A few weeks ago one of our managers called to the corporate office to report that a moneybag with $400 was missing. He said he’d left the office for a couple of hours, leaving an assistant manager on duty. When he returned, another staff member told him the assistant had left to go to a 12 step meeting. He said he'd be back in about an hour. That's when our manager discovered the missing money bag.
A search of the office and other places where the bag might have been misplaced turned up nothing. The obvious conclusion, after the assistant manager didn't return from the meeting at the time he said, was that he had taken the bag when he left for the meeting.
Our policy at TLC has been to make those in charge of money responsible for its security. And when the money is missing they are expected to pay it back. While this might seem a harsh policy, we haven't suffered much loss due to management theft. However, paying back a $400 loss can be daunting to a manager doesn't make much money. And that was the case in this situation.

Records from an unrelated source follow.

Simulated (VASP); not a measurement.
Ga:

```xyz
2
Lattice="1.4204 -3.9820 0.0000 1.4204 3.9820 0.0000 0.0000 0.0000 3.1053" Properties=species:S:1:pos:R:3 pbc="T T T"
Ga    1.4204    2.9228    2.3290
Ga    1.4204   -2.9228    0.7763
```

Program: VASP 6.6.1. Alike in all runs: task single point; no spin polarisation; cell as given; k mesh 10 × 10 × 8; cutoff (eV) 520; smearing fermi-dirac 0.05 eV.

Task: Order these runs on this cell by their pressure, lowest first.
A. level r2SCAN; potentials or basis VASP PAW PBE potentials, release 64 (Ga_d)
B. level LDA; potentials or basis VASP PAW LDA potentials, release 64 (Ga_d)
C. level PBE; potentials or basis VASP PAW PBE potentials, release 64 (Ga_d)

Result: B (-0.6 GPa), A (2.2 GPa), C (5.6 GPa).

The manager, who had been doing a good job, was understandably depressed because he had lost the money. Then something happened that restored his confidence and faith.
One of the clients at the house, a man our manager had helped on many occasions, replaced the $400 out of his own pocket. All of us were surprised this act of generosity. But from my perspective it was a testimony about the kind of relationship this manager had built with the clients. He obviously had helped this man during their early stages of his sobriety. And in turn, this man reciprocated when the manager was in trouble.
In my opinion three things happened in this incident: the man who stole the money is going to find out how stealing works in his life, the manager learned how the time he invests in his clients is not wasted, and the client who replaced the money gave us a lesson about giving back and being grateful.